Well hast thou taught the way that might direct

Our knowledge, and the scale of Nature set

From centre to circumference, where on

In contemplation of created things

By steps we may ascend to God. (V.508-12)

So hierarchy is clearly important, to Milton and to his God, and therefore to Adam and Eve, as it is the way to reach God, but is there a way to reconcile the seemingly sexist hierarchy found within the text? Perhaps, and it begins with typology. Typology allows Adam to be considered a type of Christ. Dennis Danielson, in his essay “Through the Telescope of Typology: What Adam Should Have Done,” succinctly explains the typological tradition of Adam as a type of Christ. He explains that Saint Paul in 1 Corinthians 15.45 describes Christ as “the last Adam” and in Book XI of Paradise Lost in line 383, Milton refers to Christ as “Our second Adam” (122). The opening line of the epic itself also connects the Son and Adam:

Of man’s first disobedience, and the fruit

Of that forbidden tree, whose mortal taste

Brought death into the world, and all our woe,

with the loss of Eden, till one greater man

Restore us, and regain the blissful seat. (I.1-5)

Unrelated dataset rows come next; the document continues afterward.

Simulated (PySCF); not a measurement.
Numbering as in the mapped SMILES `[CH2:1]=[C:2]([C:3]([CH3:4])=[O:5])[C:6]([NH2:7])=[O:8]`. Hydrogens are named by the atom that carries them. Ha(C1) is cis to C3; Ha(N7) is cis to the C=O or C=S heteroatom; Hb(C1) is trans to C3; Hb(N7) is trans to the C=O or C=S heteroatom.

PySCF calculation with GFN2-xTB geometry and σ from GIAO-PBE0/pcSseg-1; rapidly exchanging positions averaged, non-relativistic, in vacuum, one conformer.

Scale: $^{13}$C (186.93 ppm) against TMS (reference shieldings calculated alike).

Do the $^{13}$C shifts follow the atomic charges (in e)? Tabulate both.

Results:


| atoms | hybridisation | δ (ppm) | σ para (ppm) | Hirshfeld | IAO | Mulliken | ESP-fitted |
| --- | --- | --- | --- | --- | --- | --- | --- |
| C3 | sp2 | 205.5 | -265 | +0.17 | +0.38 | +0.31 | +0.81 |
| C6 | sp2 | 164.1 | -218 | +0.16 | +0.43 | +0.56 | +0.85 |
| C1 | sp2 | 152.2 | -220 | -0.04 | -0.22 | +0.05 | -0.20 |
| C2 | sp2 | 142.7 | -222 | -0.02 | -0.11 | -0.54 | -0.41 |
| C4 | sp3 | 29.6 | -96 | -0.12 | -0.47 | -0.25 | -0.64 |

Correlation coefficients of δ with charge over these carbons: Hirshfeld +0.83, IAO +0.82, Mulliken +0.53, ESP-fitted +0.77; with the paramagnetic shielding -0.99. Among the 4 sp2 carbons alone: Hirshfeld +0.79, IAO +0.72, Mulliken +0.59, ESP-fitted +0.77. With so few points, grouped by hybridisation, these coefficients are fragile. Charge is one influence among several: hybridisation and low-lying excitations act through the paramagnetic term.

Adam (and Eve as well) caused man to fall but in Christ what was lost shall be regained; the story is completed in that “one greater man” to come: Christ. Murray reiterates these connections in “Postlapsarian Types and Prelapsarian Parallels,” adding that their parallel is deepened by the fact that both are favored children, or sons, of God and because of that Satan has decided to attempt to destroy both (215). It is by way of this great connection, that of Adam and the Son, which Murray’s ideas on “prelapsarian parallels” really take hold. Because these parallels work vertically, upwards towards God, they connect characters hierarchically, which Murray sees as having two major purposes. The first is simply to help each being understand his or her place and the behavior that is required as a result of that place, and the second is to help understand the beings higher up the chain of being (216), and perhaps eventually and ultimately fully realizing God. Murray clarifies: “As typology in history is to lead one gradually toward an understanding of an unknowable event in the future, so the patters in the unfallen hierarchy re to lead one upwards to the unknowable” (216). This concept of vertical movement in Eden and hierarchal relationships can inform one’s reading of Paradise Lost, as in this the characters can be considered “images” of each other, beginning with the most important Son and Father: “Hidden by cloud or obscured by over-brightness, the Father’s face is invisible, but the Son’s acts as a mirror, an image in which the Father can be found reflected” (216). This continues down the hierarchical line; the relationship between Adam and Eve, therefore, is meant to be a reflection of the perfect relationship between the Father and Son. In “Postlapsarian Types and Prelapsarian Parallels,” Murray breaks down the crux of her theory:

Mankind, then, learns of God through the analogy of human relationships, and the hierarchy of

characters is constructed by a series of images: Christ and man are images of God, Eve is an

image of Adam, and their children will be their images. Before the fall, the two humans

function in a kind of ratio leading to God…After the fall, they require more mediation in the

person of Christ. (218)

How does this, then, satisfactorily rectify Milton’s treatment of Eve throughout the text, as previously discussed? If we are to believe Murray’s analysis, then we are able to view Adam and Eve’s hierarchical relationship as a parallel, or perhaps a type, of the relationship between the Father and the Son. While God’s relationship with Christ is considered hierarchical also, it seems clear that Christ is not thought to be weaker or inferior. Instead, the perceived problems with the inequality of Adam and Eve’s relationship can now be seen in a more positive light, as a reflection of the ultimate relationship is Heaven, that of the Father and the Son. The example of the sun and the moon from Book 8 parallels this idea the best. The moon and the sun are majestic, beautiful, and also independent objects. The sun does not need the moon to exist and the moon does not need the sun to exist either. However, one cannot look directly at the sun for very long and one cannot see the moon from Earth without illumination of some kind, so an arrangement is made: the sun’s light can be reflected off the moon, which can then be seen as a result. If the sun and the moon can represent the Father and the Son, and also represent Adam and Eve, clearly the two relationships are parallels of each other. Eve is perhaps not inferior, as Milton text seems to suggest, but instead, when looked at through the lens of typology, Eve’s place at Adam’s side seems to be equal to the Son’s place at God’s side, on a lesser, human scale of course. Perhaps, too, Adam and Eve’s relationship may be considered as a model of mankind’s relationship to God.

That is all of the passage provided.